Fact Check: Are there really less Bank Tellers since ATMs The Economist. takes Obamanomics to task
IN an interview on NBC News, Barack Obama used the example of ubiquitous automatic teller machines to illustrate how technological progress is allegedly impeding job creation:
There are some structural issues with our economy where a lot of businesses have learned to become much more efficient with a lot fewer workers. You see it when you go to a bank and you use an ATM, you don’t go to a bank teller, or you go to the airport and you’re using a kiosk instead of checking in at the gate.
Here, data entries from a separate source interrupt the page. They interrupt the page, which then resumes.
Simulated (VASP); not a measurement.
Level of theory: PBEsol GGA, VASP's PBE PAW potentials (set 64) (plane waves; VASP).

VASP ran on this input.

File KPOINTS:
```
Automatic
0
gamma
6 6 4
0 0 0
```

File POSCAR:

This got right-of-center bloggers linking gleefully to Bastiat and Hazlitt’s classic debunkings of the hoary fallacy that machines create unemployment, and started a minor Twitter meme mocking the idea that ATMs are taking our jobs. As it happens, theory and reality agree in this case. ATMs have not in fact displaced bank tellers. According to this 2004 Charles Fishman article in Fast Company:
At the dawn of the self-service banking age in 1985, for example, the United States had 60,000 automated teller machines and 485,000 bank tellers. In 2002, the United States had 352,000 ATMs—and 527,000 bank tellers. ATMs notwithstanding, banks do a lot more than they used to and have a lot more branches than they used to.
More recently, the Bureau of Labour Statistics reports there were 600,500 bank tellers in 2008, and the BLS projects this number will grow to 638,000 by 2018. Mr Obama clearly picked a poor example. It’s worth noting that the advent of the ATM also created demand for ATM maintenance workers. According to the BLS, there were 152,900 “computer, automated teller, and office machine repairers” in 2008. I’m not sure how many of these are in the ATM repair biz, but the BLS expects a mild decline in this line of work due to increasingly reliable machines and declining replacement costs. Evidently, the relationship between technological advance and employment is complicated.
In a recent post, Karl Smith clearly encapsulates the basic economic logic of the relationship between machines and workers:
Typically we think of [capital and labour] as complements.
Lets take some obvious examples. Suppose to create welded metal I need both a welder and welding torch. The welding torch goes down in price. That means that its actually cheaper to create each piece of welded metal. This will allow me as a factory owner to either lower my price, [or] sell more welded metal while maintaining my profit margin.